The news filtered in last month that the Parakoyi of Egba land had passed on to the great beyond. Kashimawo Laloko, a real fisher of talent had run his race. His time on earth was up.
I met Chief Kashimawo Laloko, when I joined the Pepsi football academy in 1994. As a student at Igbogbi College, I had a classmate turned friend and brother, Olalekan Aboaba who was then living inside the Yaba College of Technology staff quarters as his father was a staff of the great citadel of learning. The Pepsi football academy was then operating a centre from the Yaba College of Tech ground and having watched them train on one of my visits to my friend, I decided to pick a form and join the football school. I did that alongside my friend Aboaba and we later invited yet another class mate of ours, Olawale Shiro, and we formed what was later known as the triumvirate, something I will write about here sometime.
From being just the three of us, we later became four then five students from Igbobi College as Richard Egbaji and Temitope Olawaye all of us class mates also became students of the PFA. We never stopped talking about the academy in school. Before we knew it, dozens of Igbogbi College students were already having a life changing experience at the football academy courtesy us the “triumvirate”.
Then the big break. There was going to be a one week residential training course for the best players from every centre to converge in Abeokuta, Ogun State in the summer of 1995. I mentioned it during the closing remarks on a sports show I was the anchor, the “Young Masters” back then on MITV, incidentally it was the show designed for the triumvirate which I mentioned earlier. It was the Wole, Wale and Lekan show, the hottest teenagers in sports presentation in the 1990s. Unknown to me, the late Kashimawo Laloko, the founder of the Pepsi Football Academy, was watching. To show appreciation for the gesture which was a quantum advertisement for the programme, the man simply came to our training ground at Yaba Tech from the headquarters at Agege Stadium and handed me a complimentary form, confirming my spot at the residential training programme. That was how I found myself amidst the best legs from all over the PFA centres across the country.

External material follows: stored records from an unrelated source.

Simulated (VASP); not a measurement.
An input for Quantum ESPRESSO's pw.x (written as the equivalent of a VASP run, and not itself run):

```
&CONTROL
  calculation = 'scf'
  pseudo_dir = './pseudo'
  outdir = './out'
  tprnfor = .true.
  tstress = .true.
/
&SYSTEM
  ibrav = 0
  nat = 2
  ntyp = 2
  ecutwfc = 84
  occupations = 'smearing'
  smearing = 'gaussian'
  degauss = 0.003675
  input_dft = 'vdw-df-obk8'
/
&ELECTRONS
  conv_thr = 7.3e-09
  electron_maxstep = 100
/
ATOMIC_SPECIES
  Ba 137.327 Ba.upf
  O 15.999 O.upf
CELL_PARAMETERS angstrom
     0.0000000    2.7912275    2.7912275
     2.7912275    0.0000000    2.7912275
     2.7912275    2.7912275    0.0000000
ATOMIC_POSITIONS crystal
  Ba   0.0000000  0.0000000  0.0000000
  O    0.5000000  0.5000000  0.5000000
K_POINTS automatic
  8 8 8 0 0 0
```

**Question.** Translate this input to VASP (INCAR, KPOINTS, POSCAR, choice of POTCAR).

To convince myself I was just not at the training programme by a stroke of chance, I put out my best performances at every training session particularly at the last screening match to pick the team of the tournament. Lo and behold, I emerged the best right back and made the team of the tournament, in the eyes of the coaches, fellow players and of course, my humble self. It was at that point that I was invited to join the Agege Centre which was the headquarters. That to me, was a promotion and from then on, I had the chance to train weekly under Coach Kashimawo Laloko and rub shoulders with the best players in Lagos State. Why not? While I played at right full back, my closest pal who played at left back took his trade to the highest level possible, playing for the Flying Eagles, the U-23 team and the Super Eagles. Oh yes, his name is Yinka Adedeji of the U-20 World Youth Championship, Netherlands 2005 fame. In that squad alone, the Pepsi Football Academy contributed no less than six players, from John Mikel Obi, Yinka Adedeji, Soga Sambo, Daddy Bazuaye, Kola Anubi to Ambrose Vanzekin. The team won the silver medal at the global showpiece.
Elderson Echiejile, Sunday Mba, Rasheed Olabiyi, Bobga Sambo, Sola Dada and several other household names, were also at a time at the academy.
Chief Kashimawo Laloko, a former Coach of the Gambia and former Technical Director of the NFF is one never to be forgotten. He may have died at the age of 76 years but his contributions to football and to sport in Nigeria and beyond will forever be remembered.
A graduate of the famous Abeokuta Grammar School, Kashimawo Laloko, himself a great track athlete during his school days, moved over to Lagos and became a teacher and Games Master at Baptist Academy, Obanikoro before moving to St. Gregory’s College where he won the Lagos Principal’s cup as coach, a feat he repeated at the National Sports Festival, Oluyole’79, winning the gold as coach of Lagos State. He was at various times, the Coach of Stationery Stores, First Bank, Zamfara Textiles FC, Enyimba FC and Wikki Tourist FC.
The coaching career wouldn’t be complete without going international and he became the national team coach of the Gambia before returning home to kick start his own project, the pioneer football school in Nigeria in 1992. Chief Kashimawo Laloko served as the Technical Director of the NFF from 1995 till 2000.
I am glad I just didn’t read about him, I met him, trained under him and received football and sporting lessons from the great icon of football. Wale Laloko, Chief Kashimawo Laloko’s son and heir apparent , was also my team mate at the academy back in the days. He must continue from where his father left off. The legacy must continue, unabated. Let me pick up my phone now and give him a ring.